James Clay Waller, 47, of Jackson, was sentenced Tuesday to 35 years for a federal charge of interstate domestic violence. Under the sentence, he also is barred from profiting from the manuscript, which is titled, "'If You Take My Kids, I'll Kill You!': The Public Confession of Missouri's Most Notorious Wife Killers."

Waller admitted through a plea deal to digging a grave for his estranged wife, Jacque Sue Waller, in 2011 on an island on the Illinois side of the Mississippi River and then spending the night with his girlfriend in Illinois. After a meeting the next day at a divorce lawyer's office, he lured his wife to his home, where he beat and strangled her, according to the plea. The triplets were 5 years old at the time.

In exchange for leading investigators to the estranged wife's body two years later, Waller was sentenced to 20 years in state prison for second-degree murder. The state sentence, which came in 2013, will run at the same time as the federal sentence.

"Well, of course we wanted life, but since that wasn't available, we'll be happy with this," Jacque Waller's sister, Cheryl Brenneke, who is raising the triplets, told the Southeast Missourian. "He would be around 73, and the kids would be about 38 when he gets out, and at that point, they'll be old enough to handle him and his manipulations, and my mom and dad won't be around, so they were good with that."

Federal prosecutors said in court filings that the interstate domestic violence charge was driven by Cape Girardeau officials' dissatisfaction with the 20-year prison term Waller received as part of the 2013 plea deal. Prosecutors wrote the interstate domestic violence charge was given to "protect the citizens from a dangerous, sociopathic and narcissistic murderer."

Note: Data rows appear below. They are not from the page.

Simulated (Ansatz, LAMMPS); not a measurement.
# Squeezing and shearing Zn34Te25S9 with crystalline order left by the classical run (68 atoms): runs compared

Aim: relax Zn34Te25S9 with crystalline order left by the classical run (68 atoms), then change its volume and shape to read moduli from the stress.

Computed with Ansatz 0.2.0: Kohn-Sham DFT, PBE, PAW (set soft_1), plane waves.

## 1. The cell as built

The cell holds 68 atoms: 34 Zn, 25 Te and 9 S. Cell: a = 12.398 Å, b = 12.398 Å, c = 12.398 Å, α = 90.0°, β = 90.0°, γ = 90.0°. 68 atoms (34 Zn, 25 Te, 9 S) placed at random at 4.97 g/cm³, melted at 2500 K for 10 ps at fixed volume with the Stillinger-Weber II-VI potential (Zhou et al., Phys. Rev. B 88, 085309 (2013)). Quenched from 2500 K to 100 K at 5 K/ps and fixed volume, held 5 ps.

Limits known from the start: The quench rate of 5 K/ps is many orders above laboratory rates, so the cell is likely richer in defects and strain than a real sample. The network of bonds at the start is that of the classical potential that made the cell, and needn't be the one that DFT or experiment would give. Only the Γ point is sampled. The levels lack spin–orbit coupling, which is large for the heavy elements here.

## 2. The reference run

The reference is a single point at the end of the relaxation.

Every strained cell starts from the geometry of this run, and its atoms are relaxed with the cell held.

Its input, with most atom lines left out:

Waller's lawyer, John Lynch, had argued that the discovery of the 182-page manuscript prompted prosecutors to try giving Waller more time for the same crime. Lynch said that while the actual author was someone else and that the manuscript was "in bad taste (perhaps an understatement)," prosecution for it would be a violation of Waller's free speech rights.

In the manuscript, Waller said that his love for his children and his unwillingness to separate from them through divorce was what drove him to kill his wife.